You arrest and threaten the peons that were paid big commissions to find suckers that wanted to re-fi their homes,  with jail time, they give up the mortgage brokers that paid them, the mortgage brokers give up the bank representives that took the bad paper, and the bank rep’s and their bosses eventually give up the Wall Street banksters that securitized the bad paper and sold it to other suckers through other brokers that made big money.

The key elements in this scam that made it work was AIG who insured the bad paper as though it was good paper and MERS that made it happen without without drawing attention to it, and in doing so ripped off the local deed recorders and the local tax base for billions creating part of the short fall we now have in tax revenue.

No real investigation has even been started and you have to ask yourself why.

All you read about is the FBI locking up foreclosure recuse crooks that are taking advantage of people trapped by the first band of criminals that are still running free.

This leads me back to my question of many months ago-

Why is Bernie Madoff in Jail?

Bernie’s ponzie scheme was a kindergarten exercise compared to Goldman-Sachs. Bernie beat up some small time investors, Goldman Sach and their copycat friends have destroyed the United States economy.

Where are you now Herbert Hoover? Eliot Ness, or someone, anyone.

Car 54, Police Academy 1,2,3,4 and Law and Order just aren’t doing the job!

Does anyone expect a government that’s owned by banks, corporations and Wall Street to treat them as the felons they are?

It is up to the people to empower ourselves as peace officers and arrest, try and punish all the treasonous thieves in government, corporations, Wall Street and banks.

And we know what that means…

But we have no other choice when our government is but a front man and violent guardian of thieves.

The more they get away with the more confident of their immunity and impunity they become as they escalate they criminality.

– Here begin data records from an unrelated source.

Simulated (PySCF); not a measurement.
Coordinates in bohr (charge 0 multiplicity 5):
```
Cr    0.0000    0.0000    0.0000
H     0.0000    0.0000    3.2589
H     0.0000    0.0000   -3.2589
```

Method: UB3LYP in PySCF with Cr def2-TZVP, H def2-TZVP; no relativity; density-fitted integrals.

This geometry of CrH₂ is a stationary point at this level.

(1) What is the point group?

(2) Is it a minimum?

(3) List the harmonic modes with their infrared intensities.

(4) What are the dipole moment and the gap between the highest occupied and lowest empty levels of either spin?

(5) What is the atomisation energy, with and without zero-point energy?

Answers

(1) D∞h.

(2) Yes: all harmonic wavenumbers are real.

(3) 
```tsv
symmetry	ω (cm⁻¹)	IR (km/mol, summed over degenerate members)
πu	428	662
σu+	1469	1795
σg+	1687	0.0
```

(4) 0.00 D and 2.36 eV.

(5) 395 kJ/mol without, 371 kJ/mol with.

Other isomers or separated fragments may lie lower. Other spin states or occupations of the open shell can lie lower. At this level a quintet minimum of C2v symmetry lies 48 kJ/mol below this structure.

All of that is too obvious.

Its up to the people to wrest back and re-establish their Constitution…their Nation…

From The New World Order plutocrats who, at this moment, are consolodating their totalitarian police state OVER The United States of America.

There a catchy little rap on this topic. Google “bankster gangs juliet capulet” and click on the “completelybaked: Bankster Gangs—A Rap 4 Blankfein” blog link.

It sort of sums the whole mess up with some really incisive lyrics, and stunning charts and images.

Great story, Pro Publica. Thanks for telling it.

Ok so we’ve known for years the power is in the hands of the people - only most of the “people” are mean-spirited, blind sheep who expect continuing to elect the same thugs will produce different results. Washington should be swept clean - completely clean & people need to stop stop stop parroting party ignorance and vote their own minds and conscience. It is clear as day the majority of republicans want a country completely devoid of humanity and heaven for the rich, banks, corporations and themselves. Period. Anyone who cannot see that deserves to be unemployed and homeless.

Once again, great work guys. It’s always nice to have information put together like this in case there’s a story or connection that we’ve missed.

I don’t think that it is a coincidence that the most serious charges/prosecutions seem to come only against those no longer operating: Mozilo and Countrywide, WaMu, Bear Stearns, etc.

Perhaps the worst of this isn’t that the will to take action isn’t there but that if it was the complete inability to accumulate evidence and open investigations early on would have handcuffed the ability to do so. One of the more understated facts of this widespread fraud is the unwillingness of regulatory and investigatory bodies to treat it as such. 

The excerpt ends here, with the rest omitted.